The earlier you want to retire, the more proactive you need to be in funding your post-work life.
There are many ways to achieve financial independence for early retirement (FIRE). But many real estate investors wonder how they can put real estate in their IRAs.
Traditional IRAs and 401(k) accounts are hands-off investing accounts. They’re effective for people taking a slow-and-steady approach to retirement, but they lack the dynamic edge that appeals to most investors with FIRE goals.
Self-directed IRA retirement accounts allow you to invest in assets beyond stocks, bonds, and mutual funds. Which means investing in real estate with self-directed IRAs lets you combine the tax benefits of both fields.
Intrigued? Start with these basic questions to decide if a self-directed IRA (SDIRA) fits your goals.
How Much Real Estate Can You Own in a SDIRA?
Due to their generous tax advantages, real estate purchases with self-directed IRAs are heavily regulated by the IRS. Self-directed IRAs allow you to contribute the same amount each year as regular IRAs: $6,000 per year for adults under 50 in 2022, and $7,000 for adults 50 and over.

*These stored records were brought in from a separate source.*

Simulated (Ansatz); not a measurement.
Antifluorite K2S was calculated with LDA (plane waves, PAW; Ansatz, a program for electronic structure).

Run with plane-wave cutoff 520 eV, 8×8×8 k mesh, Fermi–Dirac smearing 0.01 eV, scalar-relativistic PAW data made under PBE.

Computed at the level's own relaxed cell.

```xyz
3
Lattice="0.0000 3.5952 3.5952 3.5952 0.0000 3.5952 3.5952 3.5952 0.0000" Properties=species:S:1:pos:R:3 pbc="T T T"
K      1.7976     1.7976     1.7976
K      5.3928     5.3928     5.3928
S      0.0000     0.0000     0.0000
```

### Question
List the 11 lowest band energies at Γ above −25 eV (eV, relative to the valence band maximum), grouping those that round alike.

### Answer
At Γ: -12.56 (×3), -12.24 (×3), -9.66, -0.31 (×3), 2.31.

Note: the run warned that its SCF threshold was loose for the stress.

When the median US property costs over $400,000, it would take many years of maximum contributions to come up with a 20% down payment. Even the cheapest real estate in the US would be hard to buy with an IRA.
As you start researching ways to invest in real estate with an IRA, consider the following questions and ideas.
Have You Considered REITs?
Real estate investment trusts, or REITs, are the easiest way to diversify your IRA without buying and managing individual properties.
REITs are companies that own and manage income-producing real estate assets. When you invest in a REIT, you’re buying shares in the company, which gives you a piece of the profits from the real estate they own.
You can buy publicly-traded REITs through your regular IRA, without needing to open a self-directed IRA. That makes them the easiest option for adding real estate to your retirement accounts.
If you prefer real estate crowdfunding investments, such as Fundrise, Streitwise, or Arrived Homes, you can buy shares with an SDIRA. They make for completely passive investments and easy diversification, but you do need to create an SDIRA to invest in them.
Adding a REIT or two to your self-directed IRA can be a way to get real estate exposure without taking on the risk and responsibility of owning individual properties. It’s also an excellent way to diversify your portfolio and reduce your overall risk.
Coming back to the original question, you can hold as many REIT investments as you feel comfortable within your self-directed IRA. They’re passive, and you can invest with as little as $10, making it easier to invest in small amounts.
How Much Can You Put Down?
When you’re buying a property with your IRA, financing isn’t as straightforward as it is with other real estate investments.
Only the down payment you provide from a self-directed IRA will be tax-protected, leaving the remaining percentage of the property taxable. So, if you put down 20% and borrow the other 80% as a rental property mortgage when you buy, you only get IRA tax advantages on 20% of the property’s returns. You can still write off mortgage interest as a rental property tax deduction.
The ideal strategy for buying real estate with a self-directed IRA is to pay in cash. Paying in cash means the entire amount will be tax-protected by the rules of the IRA. But that’s not very practical, given the annual contribution limits to your IRA.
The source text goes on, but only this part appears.